The Electron Pencil. Go there. Read. Like. Share.

The Pencil Today:

THE QUOTE

“If you mean to keep as well as possible, the less you think about your health the better.” — Oliver Wendell Holmes

LIFE IN FLORIDA

We’re back.

Now I can tell you: The Loved One and I had to make a quick trip down to Florida to take care of some family business. Swear to god, I’d decided to not to mention that we were going out of town before we did because I was afraid some reprobate who’d happened to wander onto this site might ransack Chez Big Mike while we were away.

And, caring human that I am, I didn’t want him to be torn to shreds by Steve the Dog, who was guarding the estate.

Vicious

Anyway, Florida. We got stuck under the canopy of Tropical Storm Debby, which had parked itself in the Gulf of Mexico just below the panhandle and so drenched us all five days we were in the Sunshine State.

I actually took pictures of the rain so as to prove to the citizenry of the Great State of Indiana that such a thing exists.

This is rain. It falls from the sky.

We drove all day Saturday and did the same thing all day Wednesday. 16½ hours each way. Yup. Sixteen and one half freaking hours.

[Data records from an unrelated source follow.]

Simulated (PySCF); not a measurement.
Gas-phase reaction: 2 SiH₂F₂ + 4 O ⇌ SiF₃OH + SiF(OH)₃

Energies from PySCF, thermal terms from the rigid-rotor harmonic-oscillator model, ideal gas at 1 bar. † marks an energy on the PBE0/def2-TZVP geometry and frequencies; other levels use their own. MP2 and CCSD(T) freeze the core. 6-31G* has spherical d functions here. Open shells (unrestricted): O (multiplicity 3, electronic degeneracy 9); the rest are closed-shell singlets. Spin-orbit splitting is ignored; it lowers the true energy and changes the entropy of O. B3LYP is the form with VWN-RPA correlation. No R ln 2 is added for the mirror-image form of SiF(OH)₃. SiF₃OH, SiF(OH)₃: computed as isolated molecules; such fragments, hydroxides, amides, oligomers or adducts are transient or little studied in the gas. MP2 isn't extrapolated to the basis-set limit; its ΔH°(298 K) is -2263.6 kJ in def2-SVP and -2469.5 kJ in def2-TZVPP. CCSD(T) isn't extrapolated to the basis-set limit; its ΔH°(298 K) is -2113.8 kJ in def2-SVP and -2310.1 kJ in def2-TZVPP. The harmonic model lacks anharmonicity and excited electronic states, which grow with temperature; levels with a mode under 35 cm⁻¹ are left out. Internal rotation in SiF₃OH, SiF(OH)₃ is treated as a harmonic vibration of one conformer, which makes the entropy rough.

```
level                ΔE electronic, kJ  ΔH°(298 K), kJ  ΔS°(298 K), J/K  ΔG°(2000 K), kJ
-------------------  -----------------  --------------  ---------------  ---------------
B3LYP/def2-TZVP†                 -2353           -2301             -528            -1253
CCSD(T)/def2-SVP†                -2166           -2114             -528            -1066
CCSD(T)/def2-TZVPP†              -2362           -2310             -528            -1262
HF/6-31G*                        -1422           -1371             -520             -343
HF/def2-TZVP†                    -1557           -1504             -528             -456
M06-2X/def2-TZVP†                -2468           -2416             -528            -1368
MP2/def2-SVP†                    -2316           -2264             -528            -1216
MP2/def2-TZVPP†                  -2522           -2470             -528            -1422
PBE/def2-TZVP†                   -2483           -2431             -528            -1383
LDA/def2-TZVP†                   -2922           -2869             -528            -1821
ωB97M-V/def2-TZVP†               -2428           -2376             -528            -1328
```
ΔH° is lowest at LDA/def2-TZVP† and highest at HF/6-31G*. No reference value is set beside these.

I can report that neither The Loved One nor I attacked the other with the intent to cause bodily harm or death. Although the thought crossed my mind once or twice. Her’s too, I’d suppose.

Also, you won’t read this in Wikipedia or any of the usual travel guides but we found it to be all too true: the State of Georgia is the single largest landmass on the face of the Earth. Racing up I-75 from just south of Valdosta to the southern reaches of the Chattanooga metropolitan area took up a significant fraction of our lives.

Asia is but a mere islet compared to the Peach State. In which, BTW, we saw not one single peach. Lots of peanut fields, though.

Peanuts As Far As The Eye Can See

Perhaps the single thing which stood out during our trip was the absolute glut of billboards in Florida addressing the abortion issue. Well, one side of it, anyway. One read, “If you know you’re pregnant, your baby’s heart is already beating.”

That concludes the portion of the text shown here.